Wednesday, March 8, 2017

Me and My Tools Part II

Me and My Tools Part 2... really?  Who would have thought.

So I'm still reading about stuff that people are using in their art stuff.  Remember how I  love my Prismacolor colored pencils?  Well, I love it then and I still love it now.  However, now there is another item in my arsenal:

The Prismacolor colorless blender
Yes, I'm a Prismacolor convert.  So what the blender actually does is blend your colors to have a smoother look and in my case, to spread the color.  Now, the Prismacolor pencils blend pretty well on their own and before, I blend colors with the use of the white colored pencil and the effect looks ok to me.  But after experimenting with the colorless blender I can't help but think, "Where have you been all my life Prismacolor blender??".  It just retains the vibrant colors better than the white pencil and I have to admit, it's one of the best finds I ever had in my cartooning journey.
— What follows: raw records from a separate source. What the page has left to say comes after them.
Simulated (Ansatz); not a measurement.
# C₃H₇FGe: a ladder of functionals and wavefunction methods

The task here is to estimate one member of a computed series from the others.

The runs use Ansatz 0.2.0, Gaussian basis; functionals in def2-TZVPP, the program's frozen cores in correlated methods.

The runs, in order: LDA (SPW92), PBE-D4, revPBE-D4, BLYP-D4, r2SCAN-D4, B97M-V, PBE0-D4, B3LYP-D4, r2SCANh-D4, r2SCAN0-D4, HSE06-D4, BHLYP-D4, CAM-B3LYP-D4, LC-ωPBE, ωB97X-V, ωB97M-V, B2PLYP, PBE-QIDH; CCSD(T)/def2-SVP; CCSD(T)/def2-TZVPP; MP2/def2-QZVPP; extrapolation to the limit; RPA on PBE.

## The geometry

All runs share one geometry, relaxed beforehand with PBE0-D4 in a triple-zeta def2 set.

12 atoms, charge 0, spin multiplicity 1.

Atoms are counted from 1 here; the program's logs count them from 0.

And then, since I upgraded my colored pencils, I looked forward to getting a better pen.  I always used ordinary black ballpoint pens in my art, and I supposed I just have to buy a better quality (and more expensive) pen.  Maybe I will luck out and buy a pen which produces less blots and gives a more reliable, even ink.  But I was not happy with that reasoning.  So I had to do research.

My brush pens

In comes the brush pens.  I am going to admit, I just came about them by googling "what pens do cartoonists use"  or something like that so I'm just a crowd follower.  But this is actually a good thing because I'm pretty happy with my brush pens.

Daiso flexi-brush pen 

I'm really, really tempted to hunt down the Pentel Pocket Brush Pen since it has really, really great reviews and it looks like a lot of cartoonists use it.  But alas, being in the Philippines makes it hard to find a store that carries it, the pen is expensive (as expected!) and I'm not sure if it's what I need.  I hate buying stuff which I'm not sure I'll use.  After a few more googling, I came across a post which tells of a great nylon-bristled brush pen sold in Daiso, of all places.

There are a lot of Daiso stores in the Philippines so one trip and 88 PHP less later (around 1.50 USD) and I got the pen.  Thank goodness it was available; it's the only kind of brush pen available in the store and only two were in stock.  And although I came to learn that it looks like it's better for calligraphy use, I am still in love with it and will definitely play around with it.

Pentel Pocket Brush Pen -- I still might hunt down for you because I am curious.

Sakura Pigma FB 

When I googled for Sakura Pigma, the reviews are ok.  Not great, not bad, just ok.  But it's the brush pen I chose amongst the sea of brush pens in the local bookstore because of its fine line.  And I need fine lines in my comics because my panels are tiny. 

During that time, I had no idea about brush pen differences.  I don't know what's felt-tipped or nylon-tipped and if their differences even matter.  I am hardly a brush pen expert now but at least I know the difference.  My Sakura Pigma is felt-tipped so there is not much variation in ink width (kinda like Sharpie) unlike the Daiso pen which is nylon-tipped, has much more ink flexibility and has a more "water-y" effect.  I love the feel of my Daiso pen but I have to admit, the Sakura Pigma is better for my cartoons since I need neat, even lines.  Unless there is some kind of trick and style that I still need to learn.

Left: Sakura Pigma
Right: Daiso brush pen

I will still be looking for other brush pens because I might find something better and it's fun to experiment with them anyway.  Plus I would like non-black ones since they look like so much fun.

How about you, how do you ink your cartoons?